How often were you told as a child not to get “too big for your boots”? And you knew what that meant. It meant you were being proud, boastful, stepping up a gear, and that was not approved of by the adult who was telling you to be “more humble”, when actually here humble meant to not say you were good at anything.
Someone I know is doing a very brave and loving thing [long story so won’t give details but just know she is being so amazing, so trusting in God and so humble] for her son. I was praying and saw her as this amazing Warrior Woman and told her so. Her response was that she needed to get her ego out of the way so she could believe that.
That got me thinking of how often we see ego as being “egoist” or too big for our boots, boastful, prideful, etc whereas I heard from her that her ego was herself thinking she wasn’t up to the job, that she wasn’t a warrior woman, even though The God who Created the Whole Universe had just told her so.
Too many of us have had too many times when we’ve been put down rather than lifted up and have passed that onwards to our children and others we know too.
I loved working with Americans when I was in YWAM because they were not afraid to say what they were good at or had done well at and would tell others when they thought they had done well. Very unlike us Brits can be. Brits can be very quick to put down ourselves and others, to root for the underdog unless they start to win.

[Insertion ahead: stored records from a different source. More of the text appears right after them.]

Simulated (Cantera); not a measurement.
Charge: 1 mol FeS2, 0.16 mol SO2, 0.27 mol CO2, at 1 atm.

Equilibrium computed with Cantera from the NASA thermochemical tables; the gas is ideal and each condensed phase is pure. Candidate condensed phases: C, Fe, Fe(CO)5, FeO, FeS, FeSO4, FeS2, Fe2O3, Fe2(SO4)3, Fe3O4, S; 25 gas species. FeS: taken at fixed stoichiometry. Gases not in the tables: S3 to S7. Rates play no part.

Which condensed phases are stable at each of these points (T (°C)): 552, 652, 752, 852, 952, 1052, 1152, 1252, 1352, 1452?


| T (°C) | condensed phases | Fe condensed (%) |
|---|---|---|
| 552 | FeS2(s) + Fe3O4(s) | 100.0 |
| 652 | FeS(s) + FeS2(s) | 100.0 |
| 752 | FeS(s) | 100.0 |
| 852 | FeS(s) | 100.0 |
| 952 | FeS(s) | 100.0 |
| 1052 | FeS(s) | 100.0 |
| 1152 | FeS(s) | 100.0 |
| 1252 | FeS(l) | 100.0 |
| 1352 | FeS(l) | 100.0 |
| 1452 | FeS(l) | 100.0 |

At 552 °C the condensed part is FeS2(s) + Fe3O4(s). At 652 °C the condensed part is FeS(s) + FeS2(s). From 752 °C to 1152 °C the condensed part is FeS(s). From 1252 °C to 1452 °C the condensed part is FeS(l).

So I say … let us kick into touch those sayings of not getting too big for our boots. As my friend says “get our egos out the way”. And pull on those great big kick-arse boots that are waiting for us to go out and change the world with.
And changing the world might not be solving world peace or climate change but it might just be a kind, encouraging word, or as my friend is doing just supporting her son in a big things, or as another friend did and just obeyed what she felt she’d heard in prayer, or any of those many things that come naturally to us.